Development of Advanced Control Methods Applicable to Industrial Processing Systems
概要
With the fast development of science and technology, industrial processes such as thermal process, manufacturing process, production process and so on are becoming more and more important, and have higher requirement for the operation performance. Thermal processing system, as one of the most complex processes, has a wide range of applications in the industrial field especially in the food process. For the multi-point (multi-input multi-output) thermal processing systems, temperature control is playing a more and more important role in its application. The proportional-integral- derivative (PID) control technologies have been widely used for most of the industrial processes. However, due to the nonlinearity and large dead time of the temperature control objects, the performance of PID-only control system may not satisfy the expected requirements. Also, the coupling influence and dead time difference in the multi-point temperature system have a significant effect to the transient response of each point.

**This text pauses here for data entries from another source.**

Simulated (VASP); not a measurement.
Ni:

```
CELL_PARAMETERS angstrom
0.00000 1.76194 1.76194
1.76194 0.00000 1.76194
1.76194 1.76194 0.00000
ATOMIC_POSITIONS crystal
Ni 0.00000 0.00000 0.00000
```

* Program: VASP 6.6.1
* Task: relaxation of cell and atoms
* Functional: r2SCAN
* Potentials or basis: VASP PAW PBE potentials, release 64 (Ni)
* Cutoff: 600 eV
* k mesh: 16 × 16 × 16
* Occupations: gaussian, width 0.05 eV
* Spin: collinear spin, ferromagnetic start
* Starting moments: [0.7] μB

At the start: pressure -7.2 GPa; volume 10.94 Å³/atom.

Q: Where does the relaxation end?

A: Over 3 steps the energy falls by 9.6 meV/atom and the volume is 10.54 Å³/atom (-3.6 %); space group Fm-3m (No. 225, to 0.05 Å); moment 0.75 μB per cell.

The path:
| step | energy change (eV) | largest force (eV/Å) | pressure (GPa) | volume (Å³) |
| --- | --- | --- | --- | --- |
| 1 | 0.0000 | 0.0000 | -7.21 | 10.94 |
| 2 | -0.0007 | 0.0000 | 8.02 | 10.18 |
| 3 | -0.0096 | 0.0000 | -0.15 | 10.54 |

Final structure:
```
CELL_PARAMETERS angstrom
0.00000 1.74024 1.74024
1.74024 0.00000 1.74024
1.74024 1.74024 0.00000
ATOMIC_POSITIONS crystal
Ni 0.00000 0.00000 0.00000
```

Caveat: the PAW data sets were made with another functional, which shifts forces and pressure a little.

Two advanced control methods are proposed in this thesis to deal with the two shortcomings mentioned above, respectively. For the coupling influence and dead time difference in the multi-point temperature control system, a pole-zero cancellation method is proposed. While for the nonlinearity and large dead time of the control objects, a reference-model-based artificial neural network (NN) method is proposed.
1) Pole-zero cancellation method for multi-point temperature control system
The proposed method is one kind of the model-based advanced control method. In order to realize the model-based advanced control, the system identification method was performed to obtain the plant model of the control object. The detailed introduction of the system identification method for first order plus time delay (FOPTD) system has been presented. Based on the identified plant model, the multi-input multi-output (MIMO) PI control system was designed as such. Due to the strong coupling effect of the controlled object, the decoupling compensation was added into the MIMO PI control system. The experiments for the MIMO PI control system with and without decoupling compensation were then carried out. Upon these foundations, the pole-zero cancellation method has been proposed for the MIMO temperature control system to ensure proper transient response and to provide more closely controlled temperatures. In the proposed method, the temperature difference and transient response of all points can be controlled by considering the delay time difference and coupling term together with matrix gain compensation, and by investigating the pole-zero cancellation with feedforward reference model to the control loop. The simulations were carried out in the MATLAB/SIMULINK environment, and the experiments were performed based on the DSP controlled system platform. The effectiveness of the proposed pole-zero cancellation method was evaluated by comparing the results to those of a well-tuned conventional PI control system and PI plus decoupling compensation system.
2) Reference-model-based Artificial NN control method for temperature control system
In this method, a reference-model-based artificial neural network (NN) control method has been proposed for the temperature control system. Several types of neural network structure and activation function are investigated, and the multi-layer NN structure is chosen with the ReLU function as its activation function. The control system is driven by using the error signal between system output and reference model output as the teaching signal of the NN controller. The proposed method is a reference-model-based NN system combined with I-PD control structure. The reference model and I-PD parameters are designed based on the FOPTD system. The simulation was carried out in MATLAB/SIMULINK environment to evaluate the control performance of the proposed method by comparing with the conventional feedback error learning NN control system. The effectiveness of the proposed method has been evaluated by focusing on the overshoot and transient response of the controlled system. As a result, the robustness of the proposed reference model-based NN control method for the plant perturbation and disturbance has been successfully verified. In addition, the recurrent type NN structure was then introduced to the control system, and simulations were carried out to compare with the feedforward type NN control system. Finally, the experiments of the proposed control method have been carried out on a DSP-based temperature system platform. The results are quantitatively evaluated by taking the transient response into account.